Warp_Rattler wrote:Not to be pedantic, but (but of course it is pedantic) I think the latest Windows release was 1.01, not 1.1.
Ah, good catch - amended. And thank goodness; going from 1.1 to 1.10 is truly a cursed approach to versioning.
Good to note that Wine 8.10 may fix some of the odd scaling/filtering issues--I ran an update to see if it's available yet, but it seems like it's still in the pipeline for my distro. I haven't gone too deep into the rabbit hole with Wine tinkering beyond using winetricks to hunt down missing Windows components and the like for standalone games--I use Proton with Steam, but haven't tried running non-Steam programs under Proton.
Lutris is the only reason I even try to fiddle with Proton outside of Steam, since the manual setup makes it very clear that it was designed for internal use first and foremost.

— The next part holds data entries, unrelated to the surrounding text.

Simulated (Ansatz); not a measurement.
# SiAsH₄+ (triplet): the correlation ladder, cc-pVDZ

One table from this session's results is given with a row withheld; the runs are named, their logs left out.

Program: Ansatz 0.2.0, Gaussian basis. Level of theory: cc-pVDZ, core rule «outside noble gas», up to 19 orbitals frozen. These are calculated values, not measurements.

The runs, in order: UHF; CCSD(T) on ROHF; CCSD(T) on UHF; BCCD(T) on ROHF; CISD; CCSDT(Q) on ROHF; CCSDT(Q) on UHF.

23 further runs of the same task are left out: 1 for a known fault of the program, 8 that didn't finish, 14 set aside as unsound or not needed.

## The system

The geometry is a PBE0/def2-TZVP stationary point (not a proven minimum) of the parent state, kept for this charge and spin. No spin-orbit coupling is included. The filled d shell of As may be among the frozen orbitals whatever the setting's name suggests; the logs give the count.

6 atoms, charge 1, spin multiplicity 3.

Worth a look if you have a library of older / DRM free stuff - I was hesitant to begin with since monolithic programs that try to do everything often fail, but it's pleasantly competent at UI-ifying things like non-system Wine versioning, game mode, library injection, and so on.
Warp Rattler wrote:I'm on AMD with standard MESA as well, and it's not an issue with Wayland since I'm running Gnome under X11. It seems like it's probably something related to Gnome's handling of the window, as when I set Wine to emulate a virtual desktop the pixels look a lot sharper (though small, even at the 1.875x scaling). 2x scaling modes still just show a blank window.
I'm less familiar with X11 these days, though would still point the finger at DPI handling for any kind of unwanted scaling. Lutris has a toggle to disable it (which somewhat predictably, doesn't work under sway) so there's probably some underlying mechanism to sidestep the problem if Gnome's display scale / large text accessibility settings don't have an effect.
Warp Rattler wrote:I always forget about the Game Controllers applet in the Wine control panel--one of the few things I miss from Windows is an easy graphical way to test/confirm controller settings. When the RetroBit is in X360 mode ("Controller (XBox 360 for Windows)" according to the control panel) , the D-pad reads as the left analog stick (not the D-pad as I had suspected). Unfortunately, the Game Controllers applet bugs out on me when the controller is in regular USB mode ("USB Gamepad1")--pressing the D-pad in any direction only registers as, and then gets stuck in, D-pad down + left in the Xinput tab, and down/left/down-left on one of the POV hats in the Xinput tab. Steam still shows it mapping to the D-pad as expected, though. Now that I think about it, it could be an issue with this particular controller--I've got one of the newer models somewhere that added support for the PS3 and Switch, but I don't recall it being as fussy the last time I used it.
I suspected that might be it; if my retro pads are anything to go by, chances are there's some arcane button combination to flip it between LS / DP / RS without changing protocols - not that it'd be of any help for CRS.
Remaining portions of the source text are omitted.